Exact mode volume and Purcell factor of open optical systems

TL;DR

This paper introduces an exact normalization method for electromagnetic modes in open optical systems, providing precise calculations of the Purcell factor and mode volume, correcting previous approximate formulas.

Contribution

It develops an analytic theory for the Purcell effect using exact mode normalization, improving accuracy over traditional approximate methods.

Findings

Exact mode normalization corrects previous approximations.

Analytic expressions for Purcell factor and mode volume are derived.

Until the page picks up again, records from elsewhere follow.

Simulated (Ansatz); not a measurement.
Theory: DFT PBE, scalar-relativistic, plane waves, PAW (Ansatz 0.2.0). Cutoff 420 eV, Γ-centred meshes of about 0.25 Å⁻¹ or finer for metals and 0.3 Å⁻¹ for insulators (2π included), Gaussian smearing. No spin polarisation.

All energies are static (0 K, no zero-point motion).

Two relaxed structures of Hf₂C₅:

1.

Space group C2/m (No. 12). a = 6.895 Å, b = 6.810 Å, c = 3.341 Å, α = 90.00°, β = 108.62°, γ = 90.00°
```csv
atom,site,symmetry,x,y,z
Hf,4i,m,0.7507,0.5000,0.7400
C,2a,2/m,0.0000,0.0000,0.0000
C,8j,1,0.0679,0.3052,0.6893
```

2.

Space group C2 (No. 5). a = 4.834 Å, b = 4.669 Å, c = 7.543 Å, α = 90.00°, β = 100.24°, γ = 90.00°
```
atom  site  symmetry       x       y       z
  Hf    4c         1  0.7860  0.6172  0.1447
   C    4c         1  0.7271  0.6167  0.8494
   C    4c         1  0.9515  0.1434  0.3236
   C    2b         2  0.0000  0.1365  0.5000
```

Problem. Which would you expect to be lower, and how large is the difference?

Demonstration with a dielectric sphere confirms the theory.

Abstract

The Purcell factor quantifies the change of the radiative decay of a dipole in an electromagnetic environment relative to free space. Designing this factor is at the heart of photonics technology, striving to develop ever smaller or less lossy optical resonators. The Purcell factor can be expressed using the electromagnetic eigenmodes of the resonators, introducing the notion of a mode volume for each mode. This approach allows to use an analytic treatment, consisting only of sums over eigenmode resonances, a so-called spectral representation. We show in the present work that the expressions for the mode volumes known and used in literature are only approximately valid for modes of high quality factor, while in general they are incorrect. We rectify this issue, introducing the exact normalization of modes. We present an analytic theory of the Purcell effect based on the exact mode normalization and resulting effective mode volume. We use a homogeneous dielectric sphere in vacuum, which is analytically solvable, to exemplify these findings.